Molecular Descriptors#

Molecular descriptors are properties of molecules which can be analyzed using statistical methods to make predictions about molecular properties. You can see a full list of RDKit descriptors or see the module documentation. RDKit has a module which can be used to retrieve and calculate molecular descriptors.

To get molecular descriptors from RDKit, we import the Descriptors module.

from rdkit.Chem import Descriptors

Some molecular descriptors we might be interested in are:

  1. Heavy Atom Count (HeavyAtomCount)

  2. Number of hydrogen bond acceptrs (NumHAcceptors)

  3. Number of hydrogen bond donors (NumHDonors)

  4. Number of valence electrons (NumValenceElectrons)

  5. Molecular weight (MolWt)

  6. Number of aromatic rings (NumAromaticRings) And many others!

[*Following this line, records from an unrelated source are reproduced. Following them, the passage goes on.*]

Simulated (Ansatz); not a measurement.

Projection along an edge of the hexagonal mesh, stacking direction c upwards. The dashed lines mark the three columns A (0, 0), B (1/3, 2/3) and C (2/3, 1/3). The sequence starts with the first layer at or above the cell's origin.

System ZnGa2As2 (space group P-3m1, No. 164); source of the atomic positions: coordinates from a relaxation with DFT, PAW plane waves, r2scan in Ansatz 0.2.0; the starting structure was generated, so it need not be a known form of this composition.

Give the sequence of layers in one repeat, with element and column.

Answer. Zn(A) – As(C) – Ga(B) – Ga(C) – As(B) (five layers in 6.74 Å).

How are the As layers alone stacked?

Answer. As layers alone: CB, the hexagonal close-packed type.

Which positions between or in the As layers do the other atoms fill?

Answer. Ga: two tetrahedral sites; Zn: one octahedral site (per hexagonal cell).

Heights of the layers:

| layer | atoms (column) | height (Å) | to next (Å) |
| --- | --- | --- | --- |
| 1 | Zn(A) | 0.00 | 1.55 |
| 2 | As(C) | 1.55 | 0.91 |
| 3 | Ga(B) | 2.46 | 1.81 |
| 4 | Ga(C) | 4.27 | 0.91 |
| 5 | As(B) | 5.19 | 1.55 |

To get the descritpor you’re interested in, the syntax is

Descriptors.DescriptorName(molecule_variable)
print("Printing info for benzene:")
print(f"The molecular weight is {Descriptors.MolWt(benzene)}")
print(f"The number of aromatic rings is {Descriptors.NumAromaticRings(benzene)}")
Printing info for benzene:
The molecular weight is 78.11399999999999
The number of aromatic rings is 1

Stereochemistry#

# Can tell us how many stereocenters
Chem.rdMolDescriptors.CalcNumAtomStereoCenters(phenylalanine)
1
# Can tell us the atom number and the orientation
print(Chem.FindMolChiralCenters(phenylalanine, includeUnassigned=True))
print(Chem.FindMolChiralCenters(l_phenylalanine, includeUnassigned=True))
[(7, '?')]
[(7, 'S')]
# Can generate stereoisomers
from rdkit.Chem.EnumerateStereoisomers import EnumerateStereoisomers, StereoEnumerationOptions

stereo = list(EnumerateStereoisomers(phenylalanine))

print(f"Generated {len(stereo)} stereoisomers.")
Generated 2 stereoisomers.
stereo[0]
../_images/rdkit_32_0.png
stereo[1]
../_images/rdkit_33_0.png